By the 1870s, the Pawnee Nation numbered no more than 4,000. Their tribal land, which had at one time included most of what is now Nebraska, had been reduced to only the land between the Platte the Republican Rivers, and even the right to this land was challenged by the larger Plains tribes, the Comanche, Cheyenne, Utes, Arapahoes -- and especially the Sioux.
Among the Pawnee chiefs at this time was Sky Chief. Sky Chief had taken over for his father, one of the great Pawnee Chiefs, who by this time was old and infirm, and was no longer able to lead the annual buffalo hunt to Southwestern Nebraska.
Sky Chief had begun to make a name for himself among the Pawnee. He was a leading advocate of the "Accommodation" treaty with the U.S. Army. Under this treaty, the Pawnee supplied scouts for the Army, and guards for the transcontinental railroad, which at the time was pushing west across the prairie. In return, and most importantly for the Pawnee, the Army provided protection to the Pawnee Nation against their Indian enemies.

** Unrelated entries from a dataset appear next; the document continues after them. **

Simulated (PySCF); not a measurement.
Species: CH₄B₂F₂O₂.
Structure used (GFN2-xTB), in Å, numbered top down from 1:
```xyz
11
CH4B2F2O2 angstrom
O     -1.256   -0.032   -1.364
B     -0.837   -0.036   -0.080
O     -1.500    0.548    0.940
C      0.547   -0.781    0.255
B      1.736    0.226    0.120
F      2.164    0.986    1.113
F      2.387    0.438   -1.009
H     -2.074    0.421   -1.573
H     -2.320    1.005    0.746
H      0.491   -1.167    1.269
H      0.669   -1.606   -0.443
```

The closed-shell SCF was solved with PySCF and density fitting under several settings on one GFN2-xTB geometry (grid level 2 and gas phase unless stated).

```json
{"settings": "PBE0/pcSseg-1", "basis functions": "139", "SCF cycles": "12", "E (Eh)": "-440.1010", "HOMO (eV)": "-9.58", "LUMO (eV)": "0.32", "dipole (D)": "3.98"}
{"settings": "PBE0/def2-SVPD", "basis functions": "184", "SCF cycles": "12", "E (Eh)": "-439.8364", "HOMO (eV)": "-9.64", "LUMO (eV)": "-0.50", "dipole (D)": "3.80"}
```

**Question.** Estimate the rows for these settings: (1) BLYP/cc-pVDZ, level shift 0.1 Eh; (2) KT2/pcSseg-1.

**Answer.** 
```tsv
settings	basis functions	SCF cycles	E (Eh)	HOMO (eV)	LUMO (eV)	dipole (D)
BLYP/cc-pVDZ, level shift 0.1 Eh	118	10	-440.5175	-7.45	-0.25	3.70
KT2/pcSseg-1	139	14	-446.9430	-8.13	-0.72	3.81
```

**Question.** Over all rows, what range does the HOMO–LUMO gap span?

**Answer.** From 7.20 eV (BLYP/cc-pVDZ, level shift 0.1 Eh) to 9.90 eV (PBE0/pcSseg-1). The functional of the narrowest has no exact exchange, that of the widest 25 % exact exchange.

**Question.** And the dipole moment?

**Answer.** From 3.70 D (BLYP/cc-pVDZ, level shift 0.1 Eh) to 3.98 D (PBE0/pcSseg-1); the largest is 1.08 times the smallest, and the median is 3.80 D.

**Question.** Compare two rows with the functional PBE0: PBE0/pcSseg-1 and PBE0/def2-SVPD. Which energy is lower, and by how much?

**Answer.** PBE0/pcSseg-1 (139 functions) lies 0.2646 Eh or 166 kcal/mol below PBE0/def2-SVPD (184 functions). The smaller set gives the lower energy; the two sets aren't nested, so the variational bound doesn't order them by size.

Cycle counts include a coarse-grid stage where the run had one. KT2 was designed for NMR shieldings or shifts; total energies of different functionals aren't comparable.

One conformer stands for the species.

The summer buffalo hunt was the high point in the year for the Pawnee. The 1873 hunt was a massive affair, and was to prove to be the last of the great buffalo hunts. Sky Chief, Sun Chief, and Fighting Bear were the leaders of a great Pawnee expedition, perhaps numbering some 250 warriors plus 100 women and 50 children.
Their objective was to hunt buffalo along the banks of the Republican River, to what is now Trenton. The party was entirely peaceful, and it was a joyous time for the Pawnee. Nevertheless, when they reached the north bank of the Republican (at Trenton), guards were posted around the camp, as it was feared that there might be Sioux in the area.
Early in the morning of Aug. 4, 1873, the Pawnee hunters began their hunt, moving north, up the divide, between the Republican and Frenchman Rivers, followed closely by the women and children who processed the buffalo kills. Sky Chief had just killed a buffalo and was in the process of skinning the animal when an advance guard of a Sioux war party came upon the scene and killed him, thus beginning the battle that we know today as the Battle at Massacre Canyon.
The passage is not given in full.